A minimum wage hike in Florida would cost the state $540 million in 2027, report says

A minimum wage hike in Florida would cost the state $540 million in 2027, report says
Photo by Monivette Cordeiro
There's a price tag that comes with Florida's proposed minimum wage hike.

According to the Financial Impact Estimating Conference, which submitted its calculations Monday to the Florida Secretary of State's office, the Sunshine State would be on the hook for roughly $540 million in 2027 if the proposed amendment qualifies for the November 2020 ballot.

The officials also note in their estimate that it would cost millions more in the five-year lead-up to the full $15 minimum wage implementation.
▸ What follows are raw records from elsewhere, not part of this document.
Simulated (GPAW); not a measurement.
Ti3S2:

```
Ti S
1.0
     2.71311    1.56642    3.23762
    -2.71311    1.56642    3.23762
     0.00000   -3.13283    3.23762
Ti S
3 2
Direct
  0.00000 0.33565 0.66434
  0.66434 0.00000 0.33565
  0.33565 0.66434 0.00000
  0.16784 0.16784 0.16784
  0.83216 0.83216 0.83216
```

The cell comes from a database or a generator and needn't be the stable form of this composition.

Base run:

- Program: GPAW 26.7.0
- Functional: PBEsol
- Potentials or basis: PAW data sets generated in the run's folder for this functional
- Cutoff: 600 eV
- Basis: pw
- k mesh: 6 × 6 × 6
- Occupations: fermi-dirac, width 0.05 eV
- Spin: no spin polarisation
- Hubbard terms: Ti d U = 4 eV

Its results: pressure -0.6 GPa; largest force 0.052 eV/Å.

If successful, here's how it would work: If the group Florida For A Fair Wage, led by Orlando attorney John Morgan, gathers the necessary 766,200 signatures to place the proposed measure on the 2020 ballot (the group currently has more than 96,000), and if Florida voters then approve the measure in next year's election, it would then call for $1 per hour annual increases that culminate at $15 per hour in September 2026.

Under the proposal, that means Florida's minimum wage would initially jump from its current measly $8.46 per hour to $10 in September 2021, to $11 in September 2022, to $12 in September 2023, to $13 in September 2024, to $14 in September 2025, and then, finally, to $15 the next year.

The move would actually set Florida apart from every other state in the U.S. The only exception nationally is the city of Seattle in Washington, which hiked its citywide minimum wage to $15 an hour in 2016.

Without the proposal, at least according to where state workers' rights stand as of now, Florida's minimum wage would only increase to a very underwhelming $9.10 an hour from its current rate by 2022.

Even so, the estimators put an emphasis on the eventual price tag.

In the first year of the proposal's implementation, the report's authors note, the amendment would come with a $15.7 million impact to the state, which would later increase to $537.6 million upon full implementation in 2027.

Included in the $15.7 million first-year impact, $8.8 million of which would be felt by school districts, the study estimates. It also predicts that local government will take a hit of about $3.8 million, and the Florida College System would have to eat it with about $1.9 million in costs.

The impacts would increase each year, congruent with the minimum wage.

"There is a direct cost associated with increasing employee wages to meet the new required minimums," reads an estimating report. "Relative to the private sector, state and local governments have fewer options for addressing these costs. Nearly all of them involve some reduction in the number of affected employees or the number of hours they work."

The report adds: "The costs remaining after government exercise these options will result in increased expenditures on wages. The increased expenditures on wages will necessitate reductions in spending on other items in government budgets unless increased revenues are enacted."

In other words, someone will have to pay for the minimum wage hike.

Still, the proposal will have to find its way on the ballot first. And if it does, the same estimates cited above will appear alongside a ballot summary for the voters to read for themselves before making a decision.